My dad used to drink with Patrick McGoohan when the latter bought a pig farm near Totteridge Park. He also once heckled Enoch Powell at a union meeting in the 1960s.
My brother nicked the UK Decay singer's girlfriend at a gig, and used to hang around with one of Hank Marvin's sons (not the one who OD'd).
I used to see cultural commentator Bidisha at gigs and falling over on trains, back when she was just a fanzine writer. Speaking of cultural commentators, I've also met Dick Hebdige (complete fag ponce) and Stuart 'Policing the Crisis' Hall, we sat chatting at a bus stop in New Cross waiting for the 36 to turn up.
My mate Mark fucked the girl from the early 90s Sunkist adverts, I think her name was Sally?
I had a sordid long-running affair with the younger sister of a Muslim commentator who's just had a book published.
Ian Brown once told me I was in a completely drunken state in the reggae section of Out On The Floor, I didn't even know who it was til I left the shop and loads of nerds were milling around outside talking about him.
I once had a fag and a pint with Gary Clail.
My sister's ex-husband's dad, who was a money-grabbing quack, was exposed by News of the World in 1986 for flogging some sort of 'tapeworm treatment' to obese people. My other sister used to live in the same block in Kings X with Shane and Spider from the Pogues, and her mate Jerry used to help put on their early gigs.
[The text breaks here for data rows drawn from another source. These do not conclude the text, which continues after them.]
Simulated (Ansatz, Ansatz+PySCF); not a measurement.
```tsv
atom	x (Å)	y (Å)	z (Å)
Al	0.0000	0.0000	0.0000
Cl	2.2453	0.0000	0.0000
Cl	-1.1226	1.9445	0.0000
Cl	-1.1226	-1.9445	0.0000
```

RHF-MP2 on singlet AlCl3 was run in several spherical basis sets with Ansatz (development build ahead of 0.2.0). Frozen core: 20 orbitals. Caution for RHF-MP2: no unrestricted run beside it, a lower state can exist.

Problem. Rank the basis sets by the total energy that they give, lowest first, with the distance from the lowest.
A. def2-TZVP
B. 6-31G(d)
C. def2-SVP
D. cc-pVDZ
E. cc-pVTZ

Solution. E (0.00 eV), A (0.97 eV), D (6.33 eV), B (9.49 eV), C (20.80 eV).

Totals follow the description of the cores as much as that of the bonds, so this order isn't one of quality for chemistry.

I once saw the bloke who used to play Sanjay in Eastenders, he was walking through Soho and some drinkers were yelling "Gee-tah" at him, in spastic voices - he flipped out and started swearing and going 'Come on then!' - a sorry sight.
I met Nemesis the Warlock in a comic shop when I was 12.
Graeme Le Saux once gave me two fingers after I shouted abuse at him at a Spurs - Chelsea match.
My ex-flatmate Andy's model sister was once harrassed in Blackpool by Keith Harris (of 'Orville' fame), who ended up trying to kick down her hotel door and sobbing 'I love you' through the keyhole.